Thanks to those who helped ... and look what happened!

Yesterday at about 3.30pm AET I started writing this post about how big business had hardly felt the carbon price and how there are many opportunities to grow the economy by keeping it. It took about 45 minutes to finish and publish. But then I decided to push it hard on social media because it's something that I am passionate about. This involved Twitter as well as Facebook. Many people helped. The response showed that many, like me, are tired of seeing stories in the MSM about the ALP's leadership while the polls show that Tony Abbott is getting off scott-free, and with his policies uncontested. We've got his Plan to look at now, so, I thought, why not look at it? Big thanks to those who retweeted that top link. The story has had almost 600 pageviews as of this morning (about 12 hours after it first went up), but remember the matter of scale. That sounds like a lot but the top-ranking story on the Sydney Morning Herald website has over 74,000 pageviews!
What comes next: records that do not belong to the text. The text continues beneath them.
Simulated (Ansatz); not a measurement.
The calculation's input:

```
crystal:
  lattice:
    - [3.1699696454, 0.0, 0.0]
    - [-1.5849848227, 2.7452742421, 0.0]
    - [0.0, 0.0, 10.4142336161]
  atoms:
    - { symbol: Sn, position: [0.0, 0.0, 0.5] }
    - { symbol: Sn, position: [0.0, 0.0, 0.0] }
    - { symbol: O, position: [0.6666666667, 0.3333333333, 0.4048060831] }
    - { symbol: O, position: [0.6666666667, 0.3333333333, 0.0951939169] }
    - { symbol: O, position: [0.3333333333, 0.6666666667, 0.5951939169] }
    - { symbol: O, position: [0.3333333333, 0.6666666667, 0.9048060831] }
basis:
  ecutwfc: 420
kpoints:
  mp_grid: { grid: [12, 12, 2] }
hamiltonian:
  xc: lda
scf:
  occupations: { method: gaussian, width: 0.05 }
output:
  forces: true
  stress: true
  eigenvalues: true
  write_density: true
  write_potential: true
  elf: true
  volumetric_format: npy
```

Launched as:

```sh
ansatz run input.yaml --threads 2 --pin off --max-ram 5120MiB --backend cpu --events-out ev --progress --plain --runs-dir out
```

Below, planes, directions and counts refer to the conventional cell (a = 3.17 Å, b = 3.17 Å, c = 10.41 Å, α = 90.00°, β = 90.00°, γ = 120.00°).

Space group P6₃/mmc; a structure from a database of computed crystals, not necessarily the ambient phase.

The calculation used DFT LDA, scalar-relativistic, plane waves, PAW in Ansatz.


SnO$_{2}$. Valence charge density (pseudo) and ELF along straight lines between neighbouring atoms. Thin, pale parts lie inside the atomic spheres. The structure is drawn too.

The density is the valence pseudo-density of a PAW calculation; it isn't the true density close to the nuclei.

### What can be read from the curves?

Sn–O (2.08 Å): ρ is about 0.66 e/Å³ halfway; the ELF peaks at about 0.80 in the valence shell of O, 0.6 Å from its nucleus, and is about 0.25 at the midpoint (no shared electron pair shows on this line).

It's germane to mention the Herald here because after that massive effort last night with that blogpost, finally we see a story about the carbon price on their website. I don't think it's a coincidence. MSM editors see what's trending in cyberspace and pitch stories accordingly. So here's a business journalist with the paper telling us that Australians don't understand the repercussions of the carbon price, using a study from a local company. Most people have it wrong, the study says. The costs are lower than what they think. Many people even think it has affected the price of petrol - and it was set up to specifically exclude petrol. He then blames the ALP for not "selling" it properly. What has really happened is that the inexhaustible force of the public's curiosity about the parliamentary leadership has sucked leaks from politicians into the mobile phones of journalists, who have pumped out the spill stories as fast as they can to satisfy the craving. This stream of stories blocks the making of stories on other topics, such as the carbon price. (And remember, SMH editors will be watching Peter Martin's story to see how it fares in the popularity stakes; how it goes, so will go the future stories. The agenda. Want more stories like this? Then clickety click!)

So take a bow, Twittersphere. Take a bow, Facebookers. And thanks especially to the Facebook friend who put the story up on Reddit; that made a big difference. You have all made a difference because without your involvement Peter Martin's story wouldn't be on the SMH website this morning, I'm convinced of it. This is grassroots media in its purest form: people turn their passion into change. Let's make Tony Abbott accountable for the misinformation he's peddling about the carbon price in his Plan. It was 45 minutes of writing and hours and hours of promotion on social media that have started to do that.

As for why it only took 45 minutes to write the blogpost it helps to remember that I worked as a freelance journalist for three-and-a-half years with my major focus on innovation. Innovation in public policy and innovation in technology. So this kind of material is implanted deeply in my brain. I first wrote about rising gas prices here in the middle of last year on the back of a couple of months' research into the subject. That research was sparked by a magazine commission that threw off a second story that another magazine agreed to take. All-up it was 2.5 months of work on two stories. The second story, for The Global Mail, fell a bit flat because it was long and heavily-researched and took the long view. It wasn't something that had hit the headlines in the Age or the Australian yet; though it will do so. But the thing to remember in all this writing and publishing, including your publishing links on social media, is that it's the public that drives the agenda to a large degree. Ask Ben Herscovitch from the CIS, a think tank. In this ABC video, which runs for about seven minutes, he mentions opinion polling, which he describes as a kind of periodic election that serves to deeply influence public policy and the political agenda. Do you think the government and the media are powerful? That's wrong - it's you, the reader of this blogpost, who has the power to heavily influence the way the public debate goes, and therefore to determine how the issues fall in the public sphere. That's an awesome power.